Re: [RFC PATCH 1/4] mm/mempolicy: Expose policy_nodemask() in include/linux/mempolicy.h

From: Bijan Tabatabai
Date: Mon Jun 16 2025 - 18:16:39 EST


Hi Gregory,

On Mon, Jun 16, 2025 at 12:43 PM Gregory Price <gourry@xxxxxxxxxx> wrote:
>
> On Mon, Jun 16, 2025 at 09:16:55AM -0500, Bijan Tabatabai wrote:
> > >
> > > Which, you also have during the rmap walk.
> >
> > There is another subtle dependency in get_vma_policy.
> > It first checks if a VMA policy exists, and if it doesn't, it uses the
> > task policy of the current task, which doesn't make sense when called
> > by a kdamond thread.
> >
> > However, I don't think this will change what seems to be our consensus
> > of adding a new helper function.
> >
>
> Hate to interject here, but this gets worse the further you dig in. The
> mempolicy interface as a whole has many, many, many hidden references to
> current->mempolicy and current->mems_allowed. External interface
> references to a task or vma mempolicy is a problem i explored somewhat
> extensively when I prototyped `set_mempolicy2()`. It did not go well.
>
> Generally, mempolicy is not well structured to allow external actors on
> a task's mempolicy. Accessing a task's mempolicy requires operating in
> a task's context or at least taking a reference on that task's mempolicy
> (which requires taking the task_struct lock).

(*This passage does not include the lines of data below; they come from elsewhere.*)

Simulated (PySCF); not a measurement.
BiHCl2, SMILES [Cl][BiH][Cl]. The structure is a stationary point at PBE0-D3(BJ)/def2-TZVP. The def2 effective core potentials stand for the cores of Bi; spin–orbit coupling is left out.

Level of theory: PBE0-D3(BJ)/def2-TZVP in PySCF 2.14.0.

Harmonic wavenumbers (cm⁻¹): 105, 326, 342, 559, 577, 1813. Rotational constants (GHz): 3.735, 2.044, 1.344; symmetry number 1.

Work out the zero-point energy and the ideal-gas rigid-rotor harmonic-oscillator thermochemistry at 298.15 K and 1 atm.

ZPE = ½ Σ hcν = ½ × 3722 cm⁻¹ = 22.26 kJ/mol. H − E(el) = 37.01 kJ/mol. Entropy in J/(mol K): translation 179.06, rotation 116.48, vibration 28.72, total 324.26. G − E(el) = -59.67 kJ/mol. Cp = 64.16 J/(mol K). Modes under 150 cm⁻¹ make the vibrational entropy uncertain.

Good point, I didn't take the lock in the second patch. Also, this
made me realize I need to make sure there isn't a race condition where
a task exits after getting a pointer to its task_struct from
mm->owner.

> I will just say that mempolicy is *extremely* current-task centric - and
> very much allocation-time centric (i.e. the internal workings don't
> really want to consider migration all that much). You'll probably find
> that this project requires rethinking mempolicy's external interfaces in
> general (which is sorely needed anyway).
>
> I think this path to modifying mempolicy to support DAMON is a bit
> ambitious for where mempolicy is at the moment. You may be better off
> duplicating the interleave-weight logic and making some helper functions
> to get the weight data, and then coming back around to generalize it
> later.

This may be true, but I think I will be able to avoid a lot of this
nastiness with what I need. I am going to try with the mempolicy
approach for the next revision, but if I get too much resistance, I
will probably switch to this approach.